Q&A: Is Scrum Good for Creativity?

by phil on Monday Apr 16, 2012 4:36 PM

I recently gave a talk at Hallmark, Inc. about trends, and I casually mentioned how scrum was slowly taking over other industries after it's success in the video game industry. One of the attendees emailed me recently asking if scrum was good for creativity, citing this segment from wikipedia:

In 1986, Hirotaka Takeuchi and Ikujiro Nonaka described a new tactic that would increase speed and flexibility at the cost of design and quality, based on case studies from manufacturing firms in the automotive, photocopier, restaurants food and printer manufacturers. They called this the holistic or rugby approach.

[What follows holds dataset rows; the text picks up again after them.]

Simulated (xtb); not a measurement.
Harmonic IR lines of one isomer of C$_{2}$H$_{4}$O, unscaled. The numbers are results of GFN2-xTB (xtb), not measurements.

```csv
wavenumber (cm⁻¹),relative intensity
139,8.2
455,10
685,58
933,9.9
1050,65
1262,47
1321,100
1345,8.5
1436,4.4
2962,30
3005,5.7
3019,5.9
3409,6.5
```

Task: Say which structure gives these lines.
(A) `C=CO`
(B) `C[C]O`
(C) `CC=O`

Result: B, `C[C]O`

I think comparing scrum to creativity might be an apples and oranges comparison. When scrum was used at Aspyr, the game designers didn't use it as their actual creativity tool. Scrum was just the means of creating a regular occasion for the game designers to report their progress on making various creative outputs i.e. "chapter stories", "character designs", etc. In some ways, I liked scrum's impact on creativity because almost nothing got wasted. There were no lost months of head-in-the-clouds brainstorming about things we couldn't have implemented anyway in our time frame. It was like this: Monday, we need a story arc for this character that takes ten minutes for the user to complete; Friday, here it is.

In my talk, I mentioned how concepts like flow and scrum were being seized by corporations as a way to make work more efficient. I then urged everyone to seize these ideas for their own lives to achieve their own aspirations. That was the gist of how I became an indie application developer.

The attendee then asked whether these efficiency-bringing tactics have impeded or aided my own creative process. I've used flow to break down the chapters of Dear Charlotte into a todo-list/progress-bar. I use little symbols to mark when each chapter has progressed through a certain level of re-writing. I then keep a regular semi-daily time slot where I make pretty much the same progress every day on my book. It's this rhythm-finding and progress-bar visualization that adds a layer of daily satisfaction to my creative process. Because of this, flow has made more efficient, period. I write more frequently, but at the micro-level, in the actual minute-by-minute of coming up with ideas for what I'm going to say, I have no quota or anything like that. However, because I have the routine, I can see that on some days I was slower to re-write, other days faster, and I learn something about myself while reflecting.

I should also clarify a potential misconception about creativity. It's a misconception I've held for maybe twenty years. It's that freedom and creativity are best friends. I've been the most creative when I've had the most freedom. And I love this principle from improv: "Say 'yes, and' to everything." But this article by Jonah Lehrer, makes me think twice about whether freedom and creativity must be absolutely linked. After all, there is also the brand of creativity that comes from limitations.